The celebration of cutting-edge Scottish arts, music and live performance

The Merchant City is all of Glasgow in a few square blocks. At its most north-westerly point, as it merges into the city centre around George Square, it’s all about opulent buildings, trendy boutique shops and a range of desirable restaurants and delis. At its south-easterly tip, however, down towards the Clyde and Glasgow Green, it starts to blend into the earthier, more working class East End. Where the two worlds meet is a fertile soil in which artistic ventures flourish.

Highlights of the area include vegetarian bar-cafes and gig venues Mono and the 13th Note (the former also contains acclaimed underground record shop Monorail); busy music bars like Blackfriars and Maggie May’s; small but respected art galleries such as Sorcha Dallas, Q! and Transmission (the latter is perhaps most famous for having appeared in the lyric of Franz Ferdinand’s hit song ‘Do You Want To?’) and larger arts venues like the City Hall and Old Fruitmarket complex, the Tron and the Ramshorn Theatres.

‘That’s the beauty of the Merchant City,’ says Gillian McCarrey, programmer of the annual Merchant City Festival alongside artistic director Neil Butler, ‘we have lots of different audiences and we don’t like to pigeonhole them in terms of who they are or what they like. So we work with national companies like the Scottish Symphony Orchestra, or with Scottish Opera to produce ‘Aria Adventures’, which is a programme of outdoors opera on Merchant Square. What’s nice about putting this on is that members of our audience who would never go to the opera can still be exposed in a public forum to something that they don’t think is meant for them, or that they wouldn’t necessarily enjoy.’
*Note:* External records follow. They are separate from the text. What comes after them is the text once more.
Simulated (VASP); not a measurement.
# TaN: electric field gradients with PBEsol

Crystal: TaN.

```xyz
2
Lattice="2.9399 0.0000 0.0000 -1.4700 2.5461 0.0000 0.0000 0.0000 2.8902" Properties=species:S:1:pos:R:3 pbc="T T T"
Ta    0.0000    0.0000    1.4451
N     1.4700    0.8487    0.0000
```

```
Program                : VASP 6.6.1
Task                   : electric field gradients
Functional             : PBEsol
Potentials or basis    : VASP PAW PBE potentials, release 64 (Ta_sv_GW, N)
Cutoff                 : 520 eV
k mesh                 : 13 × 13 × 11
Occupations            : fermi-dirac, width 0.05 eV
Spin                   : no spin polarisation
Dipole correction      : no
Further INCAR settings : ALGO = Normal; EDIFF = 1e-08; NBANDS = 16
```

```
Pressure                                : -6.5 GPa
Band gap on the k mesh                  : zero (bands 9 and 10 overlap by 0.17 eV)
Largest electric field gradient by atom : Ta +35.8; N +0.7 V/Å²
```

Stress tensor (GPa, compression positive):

McCarrey points out that the Merchant City’s boundaries are ill-defined, although a rough definition would have it as the area north of the River Clyde, south of George Square, east of Queen Street and west of Glasgow Cross on the High Street.

‘It’s a cultural quarter of the city,’ she says. ‘There are lots of artists’ spaces and arts organisations at work in the area, and they’ve been established around the King Street and Parnie Street area for a long time. There’s a nice community feeling, a grassroots level of support for creative people, and a continuing programme of regeneration.’ The Merchant City Festival, in other words, will just get bigger and better – and this year looks set to be a cracker.

The Merchant City Festival runs from Thu 24- Sun 27 Sep. See www.merchantcityfestival.com for full details.


Best of the Fest

Programmer Gillian McCarrey chooses her best bits from the Merchant City Festival 2009’s programme

‘We’ll be working with Rachel Jury of the arts organisation Confab, who’ll be doing a secret poetry trail on the Sunday in which an audience will be taken to four secret locations, where they’ll meet poets who will perform a specially-commissioned poem for each location. There will be between six and eight poets at each stop – 32 in total – and they’ll be reading poems which might be inspired by the historical aspect of the location, or just how it makes them feel.

It’s also a great privilege to work with Cornwall’s Wildworks, a ‘landscape theatre’ company who are bringing a theatrical installation called Memory Projector. That’s happening below the Merchant Square, which is a space the audience won’t have been in before. I don’t want to say too much about that show – it’s an experience, let’s put it that way.

Then there will be the British premiere of a French street theatre group called Acid Caustic, who perform a very funny show based around a spoof religion. We also work with local bars like Lauries, the Brunswick Hotel and Blackfriars on our live music programme, which includes Brighton’s Carnival Collective and The Kings of Macumba at our Saturday parade.

I’m really proud of what we’ve managed to achieve for this year’s festival. It’s important to introduce patrons to shows and performers they won’t have encountered before and vice versa, and in Glasgow audiences we have some of the most open-minded you’ll find.’